For many years, smartclip used a proprietary data aggregation application. Although it was specifically customised for smartclip and fulfilled its initial purpose, it struggled to handle large datasets. This issue created the need for a more powerful, adaptable, and scalable build tool for data transformation.
smartclippers are always encouraged to think outside the box and present their ideas — whether unconventional or conservative — to foster development within and beyond their teams. With this in mind, Kaya Kupferschmidt, Systems Architect at smartclip and founder of dimajix, built a new solution for data integration and transformation called Datatool in collaboration with smartclip’s Platform Data and Trading Platforms team.
“At dimajix, we work with companies of all shapes and sizes, and across a variety of industries, but they all face similar challenges when it comes to handling big data. Many struggle with complicated coding, inflexible software, and insufficient capacity. This results in increased workloads and higher development costs, and leads to ad-hoc solutions and system patches that may pose problems in the long term. So when smartclip — a company where reliable, fast, and efficient data management is imperative to its business — decided to streamline its data transformation system, it was an opportunity to draw on our combined expertise to create a new tool that would bridge the gap between the complexities of processing big data and the simplicity these companies need.”Kaya Kupferschmidt, Software Developer at smartclip
Datatool was highly effective for smartclip, but it also had the potential to be beneficial for data teams in various industries. This inspired Kaya to take the initiative and start another project. He reimagined the Datatool concept, removing the smartclip specific features and replacing them with alternatives that could be applied to various types of companies and projects. This resulted in a more advanced, open source version of Datatool called Flowman. As an open source tool, it not only meets smartclip’s requirements now but can also evolve to meet its requirements in the future.
Introducing Flowman — a powerful, open source data transformation tool
Flowman is a declarative data transformation tool based on Apache Spark that simplifies the act of writing data transformation applications. Developed to replace smartclip’s Datatool, it brings a modern approach to ETL that results in robust data transformation pipelines.

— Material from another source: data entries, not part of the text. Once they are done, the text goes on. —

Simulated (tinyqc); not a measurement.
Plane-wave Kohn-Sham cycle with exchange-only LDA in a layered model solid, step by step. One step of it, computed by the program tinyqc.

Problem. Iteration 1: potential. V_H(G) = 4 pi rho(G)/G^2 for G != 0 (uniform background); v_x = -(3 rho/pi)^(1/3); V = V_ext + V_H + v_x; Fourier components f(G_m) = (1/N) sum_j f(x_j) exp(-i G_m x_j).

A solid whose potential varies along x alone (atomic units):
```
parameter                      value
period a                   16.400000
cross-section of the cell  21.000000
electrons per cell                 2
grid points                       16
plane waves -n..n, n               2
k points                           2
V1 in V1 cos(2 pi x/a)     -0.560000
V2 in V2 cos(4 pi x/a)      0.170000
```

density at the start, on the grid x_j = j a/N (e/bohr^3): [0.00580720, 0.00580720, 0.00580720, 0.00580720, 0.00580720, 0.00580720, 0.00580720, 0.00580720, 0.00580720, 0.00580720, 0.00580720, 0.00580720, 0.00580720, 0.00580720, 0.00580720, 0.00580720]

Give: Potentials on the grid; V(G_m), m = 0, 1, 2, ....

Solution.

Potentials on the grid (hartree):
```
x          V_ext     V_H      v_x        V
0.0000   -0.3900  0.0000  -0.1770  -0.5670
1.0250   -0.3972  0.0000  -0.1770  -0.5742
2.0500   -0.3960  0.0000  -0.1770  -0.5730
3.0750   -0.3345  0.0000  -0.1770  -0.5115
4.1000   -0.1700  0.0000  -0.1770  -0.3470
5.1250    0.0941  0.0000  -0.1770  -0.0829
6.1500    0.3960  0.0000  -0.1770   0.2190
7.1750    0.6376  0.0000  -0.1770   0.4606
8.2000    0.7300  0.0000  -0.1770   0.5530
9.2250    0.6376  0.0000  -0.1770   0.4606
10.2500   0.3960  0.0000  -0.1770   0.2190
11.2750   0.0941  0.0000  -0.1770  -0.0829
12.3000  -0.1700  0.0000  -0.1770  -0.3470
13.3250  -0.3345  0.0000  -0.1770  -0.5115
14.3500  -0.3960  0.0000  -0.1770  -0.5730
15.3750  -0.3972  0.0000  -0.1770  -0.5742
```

As can be seen from the chart below, Flowman works by collecting raw data from multiple sources — this could be internally collected data or data added from other external sources. It then extracts, transforms, enriches, and aggregates the data according to the inputted business or transformation logic, before outputting it in the required format. For example, at smartclip, the source could be the smartx ad server logs and the output could be pre-aggregated data for financial reporting or custom raw data exports for selected partners.
Central to Flowman’s simplified user experience is its modern declarative approach; developers only need to focus on the higher-level details of what needs to be done — the business or transformation logic — rather than the lower-level details of how it is done. Developers simply instruct the application on what targets or jobs need to be accomplished by describing the desired data flow within declarative YAML files (any text editor that supports YAML files is compatible). Flowman takes care of the imperative coding that governs the technical details of how those tasks need to be accomplished, removing the need to write custom Spark code.
Flowman aligns with smartclip’s open source philosophy
Flowman is particularly unique not just because of its powerful features and great user experience, but also because it is an open source tool. This means that the responsibility for the tool’s development, maintenance, and enhancement is not limited to smartclippers alone, but is a collaborative effort involving the entire development community with access to the tool’s source code. With open source codes, developers can reap the benefits that come with using a constantly evolving system while enjoying the thrill that comes with being able to solve both complex and minor problems — which the code may encounter — on their own.
smartclip follows a ‘no closed source’ software philosophy, which means that we strongly advocate for the use of open source technology throughout the company. This, among other advantages, made the adoption of Flowman at smartclip relatively easy. Within weeks, the entire team was on board with the new tool and pleased with the results it produced.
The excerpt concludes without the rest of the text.